Skip links

The Galleon, the Tyrant and the 26 Martyrs of Nagasaki

Raked by frothing waves and howling wind, the galleon San Felipe rode the merciless Pacific bereft of mainmast and rudder, her battered old hull the merest plaything of the tempest. Aboard her were a litany of friars — Franciscan, Dominican and Augustinian — clinging for their lives to whatever handholds the creaking old behemoth could provide and praying for deliverance, if not for themselves, then at least for her proud Spanish captain and his crew. All had been alarmed by signs in the heavens — first, a blazing comet, then crosses burning in the clouds, seemingly pointing toward Japan.

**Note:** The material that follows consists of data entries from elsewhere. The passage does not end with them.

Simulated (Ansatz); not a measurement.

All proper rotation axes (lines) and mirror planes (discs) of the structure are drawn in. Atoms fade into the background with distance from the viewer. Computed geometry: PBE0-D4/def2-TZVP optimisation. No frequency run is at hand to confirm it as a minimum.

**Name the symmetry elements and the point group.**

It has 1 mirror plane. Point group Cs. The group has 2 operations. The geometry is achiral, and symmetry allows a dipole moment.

The San Felipe had been bound for Acapulco in New Spain. An old workhorse heavy-laden with fine Chinese silks and other riches, she was grossly overloaded, well beyond the limit for safe sailing. She had left Manila on 12 July 1596, and well into her journey she was hit head-on by the last typhoon of the season. Not only did that raging tempest rip away her mainmast and her rudder; it carried her along on its rampage to Japan, dumping her at last off the west coast of Shikoku, near the port of Urado, on Oct. 19.

San Felipe’s pilot, Francisco de Olandia, wanted to limp his vessel down the coast to Kyushu and on up to Nagasaki, Christian haven, with a makeshift rudder. The exhausted passengers, however, insisted on putting in to port at once, and their demands won the Captain, Matías de Landecho, over to their side.